After spending seven weeks out with a fractured wrist, Judge returned as a defensive replacement in the Yankees’ 11-0 victory against the Blue Jays on Friday night, and his return to the lineup appears inevitable.

This summer, Aaron Boone filled the hole in right field by using career infielder Neil Walker there on several occasions. When Judge returns, the manager will have five players — Judge, Giancarlo Stanton, Aaron Hicks, Brett Gardner and Andrew McCutchen — for four spots, including designated hitter.

Already, the Yankees manager is aware that deciding on a starting pitcher in a one-game playoff likely won’t be the only tough call he has to make that day.

“Another one of those we’ll put under good problems to have,” Boone said before Saturday’s game against Toronto. “There’s times this year where we were wondering who we were gonna play on certain days. [I’m] looking forward to those guys all being in the mix. Down the stretch, it’ll allow us to give a guy a day here and there and kind of rotate them to some degree with the DH as well.

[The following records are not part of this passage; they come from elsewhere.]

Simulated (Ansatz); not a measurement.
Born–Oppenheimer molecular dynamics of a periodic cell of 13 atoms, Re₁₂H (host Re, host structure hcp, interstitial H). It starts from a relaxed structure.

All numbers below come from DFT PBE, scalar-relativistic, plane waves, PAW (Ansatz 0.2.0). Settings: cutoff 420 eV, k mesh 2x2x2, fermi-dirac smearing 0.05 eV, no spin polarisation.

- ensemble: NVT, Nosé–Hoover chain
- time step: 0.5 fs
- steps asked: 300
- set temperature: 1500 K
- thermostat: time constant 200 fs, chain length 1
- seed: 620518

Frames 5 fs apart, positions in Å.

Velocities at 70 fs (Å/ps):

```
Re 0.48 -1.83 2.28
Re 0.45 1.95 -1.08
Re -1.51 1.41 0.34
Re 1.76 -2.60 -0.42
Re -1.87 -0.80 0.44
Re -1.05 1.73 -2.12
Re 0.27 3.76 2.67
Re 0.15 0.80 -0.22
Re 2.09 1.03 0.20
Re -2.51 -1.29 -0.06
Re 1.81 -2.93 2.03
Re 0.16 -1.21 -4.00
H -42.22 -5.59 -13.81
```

“Hopefully we’ll be in a position to have to make a very difficult decision going into the playoffs, as far as who is the right group to put out there potentially in a one-game playoff, potentially in a playoff scenario where the lineup could look a little different each game depending on matchups, depending on how guys are playing, all that matters.”

It isn’t much of a problem until the postseason. The division title is out of reach. The one-game playoff is essentially set, aside from its location.

But in the likely matchup with Oakland, recent performance may not be able to help Boone in a decision between McCutchen or Gardner.

Though McCutchen went 3-for-3 with two walks in Friday night’s win, the former MVP entered the game hitting .106 (5-for-47) since being acquired from the Giants. Gardner, the longest-tenured Yankee, is in the midst of his worst full-season in the majors, hitting a career-low .239 this season.

Gardner has spent the majority of his 11 years in left field, while McCutchen has played just one game in left in his decade in the majors. Though McCutchen was in right field again Saturday, Boone seems willing to put the former NL MVP in the unfamiliar spot in the team’s biggest game of the season.

“I do think Cutch can play left,” Boone said. “We’re trying to prep him as much as we can, and practice. I think he’s the kind of athlete that would allow him to do it.”

The matchups at the plate also favor the left-handed Gardner, with the Yankees almost certainly squaring off against a right-handed starter (Edwin Jackson, Mike Fiers or Trevor Cahill).

“As far as being too right-handed, you always strive for balance to some degree, and there are certain matchups that you’re gonna go up against where a team is set up that is potentially tough on righties, but we also have a roster full of good left-handed hitters as well that comes into play in certain matchups,” Boone said. “That all goes into the thinking on a given day, with the pitchers we’re facing.

“Tough decisions are part of it. We’re not at that point yet. Hopefully we’re in a position because of health, that we’re healthy, that we will have to make a difficult decision. I’m not sure what that is right now. We’ll see as the final couple weeks unfold.”